PLOT A husband and wife move into an apartment whose previous tenant had a secret life.
CAST Shahab Hosseini, Taraneh Alidoosti
RATED PG-13 (adult scenes and themes)
PLAYING AT Roslyn Cinemas, Squire Cinemas and Malverne Cinema 4
BOTTOM LINE A compelling story of crime, revenge and karma. In Persian with English subtitles.
Writer-director Asghar Farhadi’s new drama “The Salesman,” which sold out screenings at last year’s Gold Coast film festival, thanks to the area’s sizable Persian population, was recently nominated for a foreign-language Oscar. It was another honor for Farhadi, the only Iranian ever to win an Oscar (for 2011’s “A Separation”), but it’s been slightly tarnished by America’s controversial new ban on visitors from seven majority-Muslim countries, including Iran.
In response, Farhadi announced that he would not attend the Oscars — a boycott, essentially — and released a statement condemning the use of fear “to justify extremist and fanatic behavior by narrow-minded individuals.”
It’s a sorry state of affairs when a director like Farhadi, whose generally apolitical films tell us that lives are pretty similar wherever they’re lived, finds himself hardening against the hard-liners. Farhadi has always seemed more akin to Emad (Shahab Hosseini), the protagonist of “The Salesman,” who remains calm even when harangued by an irate woman in a crowded taxi. “You can be sure a man acted very badly to that lady,” Emad says later, “and now she thinks they’re all the same.”
Although “The Salesman” isn’t about discrimination or prejudice, it is a fable about hatred. Emad and his wife, Rana (Taraneh Alidoosti), are actors in Tehran rehearsing for a production of Arthur Miller’s “Death of a Salesman.” Desperate for an apartment, they move into a hastily vacated one, not realizing that the former tenant was a lady with frequent “visitors.” One evening, someone drops by and viciously attacks Rana, turning her into a fearful, withdrawn and emotionally unstable woman.

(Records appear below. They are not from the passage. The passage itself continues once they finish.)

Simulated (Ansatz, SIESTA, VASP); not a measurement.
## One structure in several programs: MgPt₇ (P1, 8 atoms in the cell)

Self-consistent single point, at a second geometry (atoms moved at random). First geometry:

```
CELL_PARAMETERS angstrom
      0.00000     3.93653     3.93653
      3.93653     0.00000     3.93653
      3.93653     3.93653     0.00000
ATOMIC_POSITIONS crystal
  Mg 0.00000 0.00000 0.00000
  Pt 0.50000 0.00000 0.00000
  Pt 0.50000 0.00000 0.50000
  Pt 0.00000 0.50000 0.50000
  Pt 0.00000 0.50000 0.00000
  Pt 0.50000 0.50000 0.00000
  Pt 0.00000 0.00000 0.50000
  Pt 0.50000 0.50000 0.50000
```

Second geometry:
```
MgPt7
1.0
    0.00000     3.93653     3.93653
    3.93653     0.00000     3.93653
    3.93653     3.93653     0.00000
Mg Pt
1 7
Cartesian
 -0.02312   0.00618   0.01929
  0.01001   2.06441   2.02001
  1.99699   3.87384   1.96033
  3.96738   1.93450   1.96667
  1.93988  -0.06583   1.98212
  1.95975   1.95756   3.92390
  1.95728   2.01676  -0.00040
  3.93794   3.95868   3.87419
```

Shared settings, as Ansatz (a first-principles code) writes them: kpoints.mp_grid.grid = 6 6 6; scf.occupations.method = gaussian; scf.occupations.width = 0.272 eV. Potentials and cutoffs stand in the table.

What follows is a dark mystery in which Emad hunts down his wife’s attacker. Along the way, though, he loses the gift for empathy that has made him such a good actor, kind husband and well-liked teacher at a local school. When Emad finally finds his man, in a gut-wrenching sequence, his humanity all but disappears.
Thematically, the connection between Farhadi’s film and Miller’s play seems tenuous, but the fact that Iranian artists are honoring a classic American work shouldn’t be forgotten. Like many of Farhadi’s films, “The Salesman” says something profound about politics without directly addressing the issue at all.